WACK!

My title describes exactly what happened to me this past week. That isn't to say that I was literally wacked, but rather figuratively and verbally. When you hear the work "wack!" what do you immediately think of? I think of a violent hitting upside the head. To be honest, that's what happened to my heart - my heart got wacked upside the... head.

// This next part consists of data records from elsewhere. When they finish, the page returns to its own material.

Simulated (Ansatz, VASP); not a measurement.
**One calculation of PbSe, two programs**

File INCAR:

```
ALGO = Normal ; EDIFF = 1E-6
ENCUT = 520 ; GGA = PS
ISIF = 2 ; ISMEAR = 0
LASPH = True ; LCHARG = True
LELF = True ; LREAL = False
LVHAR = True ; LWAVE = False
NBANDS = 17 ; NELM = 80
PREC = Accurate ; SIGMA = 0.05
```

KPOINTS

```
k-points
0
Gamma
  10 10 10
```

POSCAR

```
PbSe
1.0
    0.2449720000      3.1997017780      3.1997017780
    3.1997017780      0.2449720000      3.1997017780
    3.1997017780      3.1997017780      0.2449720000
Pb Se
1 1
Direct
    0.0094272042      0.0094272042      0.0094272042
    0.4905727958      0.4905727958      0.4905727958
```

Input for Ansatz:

We as interns had the privilege of spending the morning prayer time with Pastor Lo (spelling pending) and his disciple(?) on Friday, October 21st. He has a healing ministry and has been working in Zambia for the past couple - or perhaps many - years. Anyway, everything that this man of God said cut me to the heart. For so long I've desired to be filled with the Spirit, to have His anointing on my life in such a tangible way that God would heal people through me, do miracles, and do many other things. However, when Pastor Lo described the anointing, the attitude of my heart turned very serious very fast. With great anointing comes great responsibility...

* * * * * 

Now (Nov. 14th), almost three weeks after beginning this post, I continue to get wacked in the head. But I'm not getting wacked by someone's words as much as I'm getting wacked by my own tendency to turn to anyone and anything except God when I'm tired, lonely, hurting, hungry, even happy. Who, or what, do I turn to? Food, sleep, friends, family, internet, movies, texting, blah blah blah... it's ridiculous. If I am called - by God - to a higher standard than the rest of this world, I need to STOP filling my life, mind, and ultimately my heart with everything but Him. HE is life everlasting; HE is my Comforter; HE satisfies me; HE is the source of joy. Do I get it, really? No, not yet. But I believe I will. Why? Because I become angry and frustrated after I've turned to other things, and eventually I believe I will stop turning to other things just to avoid the anger and frustration. And also because I truly do want to be Spirit led and above reproach, not being satisfied with mediocre but running after God first and foremost!!

And so in conclusion, this is what I hope you've gotten from this:
 - Being anointed to work in the Holy Spirit is a big deal which comes with great responsibility
 - We as believers (yes, you too) are all called to a higher standard of living
 - The above things are hard, but in Christ (ALONE) we can do it

May God bless you so much as you too learn to live in this higher calling!